From the work of Richard Stallman and the Free Software Foundation (FSF) during the 1980’s and early 1990’s, there was at the time already an established definition of free software. Inspired by free software definition, and a belief that a social contract helps to build a community and resolve conflicts, Debian’s social contract (DSC) with the free software community was published in 1997. The DSC included the Debian Free Software Guidelines (DFSG), which directly led to the Open Source Definition.

Slackware 3.5" disks
One of my earlier Slackware install disk sets, kept for nostalgic reasons.

I was introduced to GNU/Linux through Slackware in the early 1990’s (oh boy those nights calculating XFree86 modeline’s and debugging sendmail.cf) and primarily used RedHat Linux during ca 1995-2003. I switched to Debian during the Woody release cycles, when the original RedHat Linux was abandoned and Fedora launched. It was Debian’s explicit community processes and infrastructure that attracted me. The slow nature of community processes also kept me using RedHat for so long: centralized and dogmatic decision processes often produce quick and effective outcomes, and in my opinion RedHat Linux was technically better than Debian ca 1995-2003. However the RedHat model was not sustainable, and resulted in the RedHat vs Fedora split. Debian catched up, and reached technical stability once its community processes had been grounded. I started participating in the Debian community around late 2006.

My interpretation of Debian’s social contract is that Debian should be a distribution of works licensed 100% under a free license. The Debian community has always been inclusive towards non-free software, creating the contrib/non-free section and permitting use of the bug tracker to help resolve issues with non-free works. This is all explained in the social contract. There has always been a clear boundary between free and non-free work, and there has been a commitment that the Debian system itself would be 100% free.

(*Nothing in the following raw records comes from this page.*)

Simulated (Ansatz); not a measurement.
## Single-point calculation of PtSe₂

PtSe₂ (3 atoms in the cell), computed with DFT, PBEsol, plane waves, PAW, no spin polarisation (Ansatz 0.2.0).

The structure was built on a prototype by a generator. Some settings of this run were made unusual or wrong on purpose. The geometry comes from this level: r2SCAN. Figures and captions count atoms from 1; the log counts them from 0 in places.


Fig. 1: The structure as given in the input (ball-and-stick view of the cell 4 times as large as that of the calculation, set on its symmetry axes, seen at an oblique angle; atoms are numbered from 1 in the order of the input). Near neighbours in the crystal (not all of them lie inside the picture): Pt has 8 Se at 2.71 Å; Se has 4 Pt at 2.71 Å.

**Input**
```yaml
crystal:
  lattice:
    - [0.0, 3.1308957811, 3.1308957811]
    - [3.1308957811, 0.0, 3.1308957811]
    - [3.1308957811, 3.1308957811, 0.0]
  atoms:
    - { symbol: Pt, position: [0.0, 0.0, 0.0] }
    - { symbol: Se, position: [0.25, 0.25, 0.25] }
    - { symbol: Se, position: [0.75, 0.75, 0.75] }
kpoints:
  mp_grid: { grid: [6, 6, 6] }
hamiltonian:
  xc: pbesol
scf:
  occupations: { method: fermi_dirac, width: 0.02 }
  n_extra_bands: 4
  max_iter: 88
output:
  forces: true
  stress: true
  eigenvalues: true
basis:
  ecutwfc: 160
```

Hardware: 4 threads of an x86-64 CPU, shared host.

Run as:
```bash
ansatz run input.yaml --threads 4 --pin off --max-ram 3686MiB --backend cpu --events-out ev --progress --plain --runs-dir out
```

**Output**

The concern that RedHat Linux was not 100% free software was not critical to me at the time: I primarily (and happily) ran GNU tools on Solaris, IRIX, AIX, OS/2, Windows etc. Running GNU tools on RedHat Linux was an improvement, and I hadn’t realized it was possible to get rid of all non-free software on my own primary machine. Debian realized that goal for me. I’ve been a believer in that model ever since. I can use Solaris, macOS, Android etc knowing that I have the option of using a 100% free Debian.

While the inclusive approach towards non-free software invite and deserve criticism (some argue that being inclusive to non-inclusive behavior is a bad idea), I believe that Debian’s approach was a successful survival technique: by being inclusive to – and a compromise between – free and non-free communities, Debian has been able to stay relevant and contribute to both environments. If Debian had not served and contributed to the free community, I believe free software people would have stopped contributing. If Debian had rejected non-free works completely, I don’t think the successful Ubuntu distribution would have been based on Debian.

I wrote the majority of the text above back in September 2022, intending to post it as a way to argue for my proposal to maintain the status quo within Debian. I didn’t post it because I felt I was saying the obvious, and that the obvious do not need to be repeated, and the rest of the post was just me going down memory lane.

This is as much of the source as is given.